The wheels have been falling off the global warming bandwagon well before Climategate and the recent hole-poking of the much trumpeted Intergovernmental Panel on Climate Change’s (IPCC) report. In a national survey last January by the Pew Research Center for the People & the Press, global warming ranked 20th out of 20 as far as top priorities for 2009. Only 30% of Americans felt global warming should be a top priority while 85% rated the economy as a top priority. It’s 2010 and not much has changed except that global warming is even less of a priority:

Dealing with global warming ranks at the bottom of the public’s list of priorities; just 28% consider this a top priority, the lowest measure for any issue tested in the survey. Since 2007, when the item was first included on the priorities list, dealing with global warming has consistently ranked at or near the bottom. Even so, the percentage that now says addressing global warming should be a top priority has fallen 10 points from 2007, when 38% considered it a top priority.”

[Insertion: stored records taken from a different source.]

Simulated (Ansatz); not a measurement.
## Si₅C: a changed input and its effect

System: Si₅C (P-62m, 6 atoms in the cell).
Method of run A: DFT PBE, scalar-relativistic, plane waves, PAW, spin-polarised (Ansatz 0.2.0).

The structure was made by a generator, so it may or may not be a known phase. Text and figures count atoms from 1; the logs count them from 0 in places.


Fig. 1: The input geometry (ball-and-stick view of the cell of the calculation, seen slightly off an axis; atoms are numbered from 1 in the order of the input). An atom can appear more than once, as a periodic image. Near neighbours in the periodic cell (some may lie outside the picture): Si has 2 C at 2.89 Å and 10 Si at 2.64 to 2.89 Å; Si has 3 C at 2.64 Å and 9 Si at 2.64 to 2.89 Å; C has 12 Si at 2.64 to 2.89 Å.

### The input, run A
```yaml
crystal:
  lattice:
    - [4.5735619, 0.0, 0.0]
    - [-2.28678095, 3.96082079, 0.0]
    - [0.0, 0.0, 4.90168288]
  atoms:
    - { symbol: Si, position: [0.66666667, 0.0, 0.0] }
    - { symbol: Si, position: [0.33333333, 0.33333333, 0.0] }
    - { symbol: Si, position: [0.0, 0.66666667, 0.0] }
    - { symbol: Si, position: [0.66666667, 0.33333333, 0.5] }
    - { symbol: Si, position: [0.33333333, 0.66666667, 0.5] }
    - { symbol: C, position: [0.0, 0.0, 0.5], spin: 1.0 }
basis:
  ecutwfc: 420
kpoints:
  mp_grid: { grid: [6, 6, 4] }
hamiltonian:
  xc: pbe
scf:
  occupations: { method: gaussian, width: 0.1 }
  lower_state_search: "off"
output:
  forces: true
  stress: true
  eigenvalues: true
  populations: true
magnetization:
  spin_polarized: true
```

The economy and jobs rank numbers one and two, respectively. To paraphrase Heritage Senior Policy Analyst Ben Lieberman, why would Congress attempt to address number 20 with a cap and trade system at the expense of numbers 1 and 2? The Boxer-Kerry Senate cap and trade bill would reduce economic activity (GDP) by $9.9 trillion from 2012-2035. Job losses would exceed 2.5 million by 2031. And cap and trade wouldn’t even tackle number 20 as it would have a negligible effect on the global temperature.

Although it’s highly unlikely President Obama would sign into law a cap and trade bill this year, there is a good chance an energy bill will reach his desk. Energy ranks 11th on America’s 2010 priority list — falling from 6th a year ago. Gasoline prices continue to rise as global demand increases but Americans are still living in a recessionary environment. Congress’s push for renewable energy mandates will only result in pricier energy. Instead, Congress should send clear market signals to the energy industry and peel back unnecessary regulations that prevent drilling for oil, building new nuclear plants and construction of renewable energy sources.

Putting in place an unwavering regulatory environment will do more for the economy, jobs and energy than Congressional planning to tackle these issues. It was economist Milton Friedman who said, “If you put the federal government in charge of the Sahara Desert, in 5 years there’d be a shortage of sand.” The same could be said for energy.